Moyes is the favourite to replace one of the greatest managers in the history of sport, as Sir Alex Ferguson heads to the boardroom at the tender age of 71.
It appears likely that Moyes will remain in charge for Everton's final fixtures of the season (as will Ferguson) but come the summer, the Toffees will be searching for a new manager.
Perhaps the biggest kick in the teeth is the fact that Moyes' contract runs out in six weeks, meaning Everton will likely miss out on the financial windfall of releasing their manager for pastures new...funds Everton direly need.
So, what next for the Blue half of Merseyside?
While Moyes has been a faithful servant for over a decade, the club must move onwards and hopefully upwards with the selection of a new manager.
Wigan Athletic's Roberto Martinez appears to be the early favourite. The Spaniard has been lauded for his attacking style of play whilst with the always relegation-threatened Wigan. This attacking prowess was clearly on display when his Wigan side dismantled Everton 3-0 in the FA Cup earlier this season.
Other names have also been mentioned (Michael Laudrup of Swansea, Slaven Bilic of Lokomotiv Moscow, the usual suspects of Premier League vacancies Mark Hughes and Martin O'Neill) but whoever takes the helm after Moyes will have a tough act to follow.
Moyes has demonstrated an ability to juggle finances and footballing quality like no other Premier League manager. He has been rightly praised for his transfers (Tim Cahill, Nigel Martyn and Leighton Baines, to name but three) and his ability to develop youth, but he had misses as well as hits.

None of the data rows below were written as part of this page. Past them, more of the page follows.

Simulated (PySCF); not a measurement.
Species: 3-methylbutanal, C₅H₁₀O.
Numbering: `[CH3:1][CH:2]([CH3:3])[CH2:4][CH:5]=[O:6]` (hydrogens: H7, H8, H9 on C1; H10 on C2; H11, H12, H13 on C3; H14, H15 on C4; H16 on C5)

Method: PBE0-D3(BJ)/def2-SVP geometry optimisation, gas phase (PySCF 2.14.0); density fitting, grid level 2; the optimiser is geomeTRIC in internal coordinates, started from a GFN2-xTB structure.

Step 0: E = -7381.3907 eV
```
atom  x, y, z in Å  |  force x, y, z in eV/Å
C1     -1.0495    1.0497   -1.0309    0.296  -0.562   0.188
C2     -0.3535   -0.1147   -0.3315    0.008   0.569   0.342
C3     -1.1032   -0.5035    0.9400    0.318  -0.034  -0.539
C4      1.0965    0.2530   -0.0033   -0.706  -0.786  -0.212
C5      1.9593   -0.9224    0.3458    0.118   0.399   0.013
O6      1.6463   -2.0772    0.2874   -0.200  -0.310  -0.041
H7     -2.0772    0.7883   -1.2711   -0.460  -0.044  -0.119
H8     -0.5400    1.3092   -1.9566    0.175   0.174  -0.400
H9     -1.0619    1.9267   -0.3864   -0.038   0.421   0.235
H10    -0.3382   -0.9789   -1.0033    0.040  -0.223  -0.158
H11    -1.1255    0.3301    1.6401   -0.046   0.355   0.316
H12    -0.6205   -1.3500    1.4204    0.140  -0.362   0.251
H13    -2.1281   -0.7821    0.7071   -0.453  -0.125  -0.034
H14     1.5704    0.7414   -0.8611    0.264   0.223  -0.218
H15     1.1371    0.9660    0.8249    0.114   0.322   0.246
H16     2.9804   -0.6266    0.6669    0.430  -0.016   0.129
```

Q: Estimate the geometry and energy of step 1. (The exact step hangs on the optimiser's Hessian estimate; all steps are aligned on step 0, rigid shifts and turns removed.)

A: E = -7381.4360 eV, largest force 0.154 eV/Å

He hasn't always had that transfer window Midas touch (remember Per Kroldrup?), he has been accused of being one-dimensional with his lone striker-attacking midfield combination, the 17th-place finish of 2003/4, and his personal trophy cabinet contains the old Division Two championship and nothing else.
The Scotsman's inability to win a trophy during his time with Everton will be the telling mark on an otherwise exceptional time with the Blues, but lest we forget the days before his arrival. Yearly relegation battles, waiting for the last day of the season to see if Premier League football was coming to Goodison Park next season and a squad devoid of international talent.
Moyes has steered Everton through a remarkable turn-around and whomever takes over will have to deal with the consequences. People are quick to point out that under Moyes, Everton have continued to punch above their weight and the next man in the hot seat will have to guide Everton to similar heights.
European football was an outlandish dream for a generation of Evertonians and Moyes steered a side including Marcus Bent, Alesandro Pistone and Kevin Kilbane to a fourth-place finish in the Premier League and Champions League football arrived at Goodison Park.
It was a brief affair, unfairly dumped out of the competition by Spanish side Villarreal and referee Pierluigi Collina, but Evertonians had that taste of Europe and they wanted more.
Will the departure of Moyes see Everton drop back into the mid-table ranks of the Premier League?
It will be hard to answer that question until we know the successor and we know if Moyes wants any of his old boys at Old Trafford. Leighton Baines and Marouane Fellaini may top his wish list, and he will be at a club that can match his ambition with finances.
In the end, no one is bigger than a football club and Evertonians knew this day was coming, but it still leaves a bad taste in the mouth. Not in terms of ill will towards Moyes, but in the uncertainty of the future.
The continuity of Moyes' reign has weathered Everton through many storms, and whoever the new manager is needs to build up that trust with the Everton faithful and keep the Toffees in European contention.
All this may be hypothetical. Moyes is still under contract with Everton, Manchester United may look elsewhere for their manager, but it is highly doubtful.
So, what is next for Everton? The only thing we can be certain of is uncertainty.